According to Hamas sources, one issue to be solved is the degree of security coordination with Israel. Mahmoud Abbas says that as long as he is president, security coordination will continue.
Still, many Hamas activists in the West Bank find themselves summoned to interrogations by the Palestinian security forces. Another issue is whether elections for the presidency and parliament would be held toward the end of the year.
Meanwhile, despite Fatah and Hamas’ predictions that they will unveil a unity government next week, other Palestinian factions say such a leadership would not last long.
Hamas in Gaza and Fatah in the West Bank have been talking about presenting the government next week. The government would swear allegiance to Abbas toward the end of the month. Sources say the sides are close to agreeing on ministers, all of whom would be technocrats not part of either movement.
But in an interview with Jordanian newspaper Al Ghad, Nayef Hawatmeh, the secretary general of the Democratic Front for the Liberation of Palestine, said there was still a dispute over senior portfolios such as the interior and finance ministries, as well as matters concerning security powers.
Also, Hawatmeh reportedly is angry that the two sides were seen to be dividing the spoils without taking into account the other factions in the Palestine Liberation Organization.
According to Hawatmeh, both movements are trying to agree on a list of names from which Abbas would choose ministers, but the issues of deputies and powers were still open.
Hawatmeh says that even if the candidates are not activists of either movement, they are linked to Fatah or Hamas in terms of their views, so the new government would not be a national unity government.
A senior Fatah source told Haaretz that Abbas and the two movements were keen to avoid names that could prevent the international community, especially the Quartet – the United Nations, United States, European Union and Russia – from recognizing the government.
“We don’t want another siege and more sanctions, so we don’t intend to present a government with people who were active in the diplomatic or security leadership of the two movements and about whom there is no international consensus,” the Fatah source said.

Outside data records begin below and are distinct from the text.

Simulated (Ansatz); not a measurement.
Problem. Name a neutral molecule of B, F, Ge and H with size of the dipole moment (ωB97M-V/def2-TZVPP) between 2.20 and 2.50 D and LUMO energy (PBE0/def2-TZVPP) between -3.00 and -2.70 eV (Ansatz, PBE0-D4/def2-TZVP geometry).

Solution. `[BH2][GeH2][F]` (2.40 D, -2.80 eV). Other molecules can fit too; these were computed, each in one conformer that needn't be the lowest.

The sources say the new government would be in charge of civilian affairs in the West Bank and Gaza, with a clear division of jobs. But when it comes to the security forces, the picture is different.
According to the PA, in a meeting in London last week, Abbas and U.S. Secretary of State John Kerry discussed the implications of the unity move, which Abbas said would not undermine any negotiations in the future.
According to Palestinian newspaper Al-Quds, Kerry asked Abbas not to take steps such as continuing to turn to UN institutions and other international organizations, but no new ideas were brought up.